Our point is, of course, that there is yet another type of database technology waiting in the wings to enter the mainstream. It does what other databases cannot do; it specializes in harvesting meaning and allow for easy link traversal.
To the Finish Line
The database race for RDF databases is already in progress, and several vendors are already heavily invested in solutions that scale to the Big Data level. SPARQL City is one such vendor, and SPARQLverse is its database. SPARQLverse is a scalable Hadoop-based massively parallel processing (MPP) analytics engine. It is built around the SPARQL standard, targets analytics use cases, is extremely fast on enormous volumes of data, and right now (although it is early days) it appears to be leaving the competition in the dust.
SPARQLverse works like this. It sits between data sources and analytical applications, running in-memory on commodity clusters. Although it can function as the underlying system of record, it doesn’t have to. And it can scale up to 1024 nodes.
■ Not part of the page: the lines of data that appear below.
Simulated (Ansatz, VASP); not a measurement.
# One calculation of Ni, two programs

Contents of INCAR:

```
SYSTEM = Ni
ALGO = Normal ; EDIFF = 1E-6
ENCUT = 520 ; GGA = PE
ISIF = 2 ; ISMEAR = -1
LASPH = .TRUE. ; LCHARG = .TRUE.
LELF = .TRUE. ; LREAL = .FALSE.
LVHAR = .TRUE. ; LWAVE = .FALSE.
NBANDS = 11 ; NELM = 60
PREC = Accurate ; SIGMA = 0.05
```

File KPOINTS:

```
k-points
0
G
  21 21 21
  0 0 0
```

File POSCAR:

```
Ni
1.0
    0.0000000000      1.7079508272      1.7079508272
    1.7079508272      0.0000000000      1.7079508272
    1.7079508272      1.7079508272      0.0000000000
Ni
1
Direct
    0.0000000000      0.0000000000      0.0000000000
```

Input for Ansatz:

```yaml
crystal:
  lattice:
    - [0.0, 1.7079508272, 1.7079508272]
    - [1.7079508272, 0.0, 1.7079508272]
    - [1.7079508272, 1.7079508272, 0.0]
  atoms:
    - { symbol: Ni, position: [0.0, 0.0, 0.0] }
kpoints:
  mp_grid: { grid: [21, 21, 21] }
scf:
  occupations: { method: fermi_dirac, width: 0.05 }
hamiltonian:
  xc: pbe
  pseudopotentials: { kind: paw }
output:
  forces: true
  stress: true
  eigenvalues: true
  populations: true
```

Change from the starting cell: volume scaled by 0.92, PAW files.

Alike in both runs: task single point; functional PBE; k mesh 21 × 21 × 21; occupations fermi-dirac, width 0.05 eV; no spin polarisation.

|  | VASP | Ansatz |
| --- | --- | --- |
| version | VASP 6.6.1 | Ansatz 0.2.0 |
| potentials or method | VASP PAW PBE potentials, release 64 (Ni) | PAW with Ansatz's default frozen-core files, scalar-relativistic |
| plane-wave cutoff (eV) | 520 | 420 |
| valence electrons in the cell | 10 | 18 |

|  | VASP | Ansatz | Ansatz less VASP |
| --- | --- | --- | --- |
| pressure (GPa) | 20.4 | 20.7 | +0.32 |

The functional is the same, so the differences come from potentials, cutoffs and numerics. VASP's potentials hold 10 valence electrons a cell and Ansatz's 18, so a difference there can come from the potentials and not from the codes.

SPARQL City recently ran the well-known SP2 Benchmark against 2.5 billion triples on a sixteen-node Amazon EC2 cluster in the cloud. According to the results, the average query run time was 6 seconds and the aggregate run time for all 17 queries was 102 seconds.
On the surface, this may not seem impressive until you consider that SPARQLverse used 100x more data than any other vendor with reported benchmark results. SPARQLverse outperformed every other graph analytics engine by orders of magnitude, both in data volume and query performance.
Some lucky vendor is going to win this database race, and SPARQL City is currently out ahead of the pack.